The last thing missing to make our pipeline truly Pytorch is to use a GPU.

In Pytorch it is really easy, you just need to 'move' your tensors to a 'device'.
You can test if a gpu is available and create the appropriate device with the following lines:

In [None]:
device = 'gpu' if torch.cuda.is_available() else 'cpu'
torch_xs = torch_xs.to(device)

: 

Now we finally have all the elements to make an actual Pytorch complete pipeline !

Create a model, and try to put it on a device.
Create an optimizer with your model's parameters
Make your data into a dataloader

Then use two nested for loops : one for 100 epochs, and in each epoch loop over the dataloader
    Inside the loop, for every batch first put the data on the device
    Then use the semantics of above :
        - model(batch)
        - loss computation and backward
        - gradient step and zero_grad

In [None]:
n_epochs = 200

model = MyOwnMLP()
model = model.to(device)
opt = torch.optim.Adam(model.parameters(), lr=0.01)

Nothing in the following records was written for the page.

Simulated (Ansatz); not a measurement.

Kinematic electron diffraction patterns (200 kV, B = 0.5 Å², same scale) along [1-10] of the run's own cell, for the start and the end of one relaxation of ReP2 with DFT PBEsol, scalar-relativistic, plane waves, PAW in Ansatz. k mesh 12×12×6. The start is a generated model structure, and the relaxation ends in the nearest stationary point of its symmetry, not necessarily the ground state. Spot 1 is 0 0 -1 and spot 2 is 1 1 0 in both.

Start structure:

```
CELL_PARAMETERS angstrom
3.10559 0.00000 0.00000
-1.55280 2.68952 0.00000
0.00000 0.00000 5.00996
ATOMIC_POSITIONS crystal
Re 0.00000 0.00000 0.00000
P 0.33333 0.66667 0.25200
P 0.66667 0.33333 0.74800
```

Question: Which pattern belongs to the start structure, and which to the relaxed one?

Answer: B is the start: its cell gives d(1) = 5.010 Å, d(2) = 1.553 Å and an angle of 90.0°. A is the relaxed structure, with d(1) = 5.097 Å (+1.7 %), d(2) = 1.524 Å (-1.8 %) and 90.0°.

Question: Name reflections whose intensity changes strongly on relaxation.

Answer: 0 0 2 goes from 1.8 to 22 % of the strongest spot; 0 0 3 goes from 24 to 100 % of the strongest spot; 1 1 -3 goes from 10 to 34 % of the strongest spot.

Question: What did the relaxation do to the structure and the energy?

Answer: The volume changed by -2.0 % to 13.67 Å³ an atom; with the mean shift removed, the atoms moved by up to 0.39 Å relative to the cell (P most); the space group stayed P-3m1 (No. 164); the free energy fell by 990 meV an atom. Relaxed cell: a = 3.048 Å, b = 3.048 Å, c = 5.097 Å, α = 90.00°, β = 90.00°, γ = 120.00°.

dataset = CustomDataset(data_x=torch_xs, data_y=torch_noisy_ys)
dataloader = DataLoader(dataset=dataset, batch_size=10, num_workers=0)

for epoch in range(n_epochs):
    for batch_x, batch_y in dataloader:
        # Don't forget to send to device, the rest is similar to what we had above
        batch_x = batch_x.to(device)
        batch_y = batch_y.to(device)
        opt.zero_grad()
        loss = torch.mean((model(batch_x) - batch_y) ** 2)
        loss.backward()
        opt.step()
    if epoch % 10 == 0:
        print(epoch, loss.item())

# Let's plot our trained model
torch_lsp = torch.from_numpy(lsp).float()[:, None]

# To easily use the trained model we need to send it back to cpu at the end
model = model.to('cpu')

: 

We finally can plot the last model

In [None]:
predicted_ys = model(torch_lsp).detach().numpy()

plt.plot(lsp, true_ys, linestyle='dashed')
plt.plot(lsp, predicted_ys)

# Plot the samples
plt.scatter(xs, noisy_sample_ys)
plt.xlabel('x')
plt.ylabel('y')
plt.show()

: